Spent the past two weeks on the ?sqlite database improvements which will be git-annex v8.

That cleaned up a significant amount of technical debt. I had made some bad choices about encoding sqlite data early on, and the persistent library turns out to make a dubious choice about how String is stored, that prevents some unicode surrigate code points from roundtripping sometimes. On top of those problems, there were some missing indexes. And then to resolve the git add mess, I had to write a raw SQL query that used LIKE, which was super ugly, slow, and not indexed.

Really good to get all that resolved. And I have microbenchmarks that are good too; 10-25% speedup across the board for database operations.

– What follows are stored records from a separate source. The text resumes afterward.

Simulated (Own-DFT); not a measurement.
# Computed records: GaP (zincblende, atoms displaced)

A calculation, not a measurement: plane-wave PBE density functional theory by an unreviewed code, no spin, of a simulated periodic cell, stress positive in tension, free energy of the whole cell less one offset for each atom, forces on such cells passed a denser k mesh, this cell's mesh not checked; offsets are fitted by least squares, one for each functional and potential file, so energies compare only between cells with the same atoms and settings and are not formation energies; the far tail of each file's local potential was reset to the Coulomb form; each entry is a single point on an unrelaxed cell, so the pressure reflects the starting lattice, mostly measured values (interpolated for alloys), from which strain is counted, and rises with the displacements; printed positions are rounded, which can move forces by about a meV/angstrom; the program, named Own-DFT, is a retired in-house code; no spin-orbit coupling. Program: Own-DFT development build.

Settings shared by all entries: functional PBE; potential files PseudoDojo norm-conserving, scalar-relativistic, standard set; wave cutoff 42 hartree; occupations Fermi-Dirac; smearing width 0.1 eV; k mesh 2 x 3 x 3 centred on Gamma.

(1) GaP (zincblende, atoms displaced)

The tricky thing was that, due to the encoding problem, both filenames and keys stored in the old sqlite databases can't be trusted to be valid. This ruled out a database migration because it could leave a repo with bad old data in it. Instead, the old databases have to be thrown away, and the upgrade has to somehow build new databases that contain all the necessary data. Seems a tall order, but luckily git-annex is a distributed system and so the databases are used as a local fast cache for information that can be looked up more slowly from git. Well, mostly. Sometimes the databases are used for data that has not yet been committed to git, or that is local to a single repo.

So I had to find solutions to a lot of hairly problems. In a couple cases, the solutions involve git-annex doing more work after the upgrade for a while, until it is able to fully regenerate the data that was stored in the old databases.

One nice thing about this approach is that, if I ever need to change the sqlite databases again, I can reuse the same code to delete the old and regnerate the new, rather than writing migration code specific to a given database change.

Anyway, v8 is all ready to merge, but I'm inclined to sit on it for a month or two, to avoid upgrade fatigue. Also I find more ways to improve the database schema. Perhaps it would be worth it to do some normalization, and/or move everything into a single large database rather than the current smattering of unnormalized databases?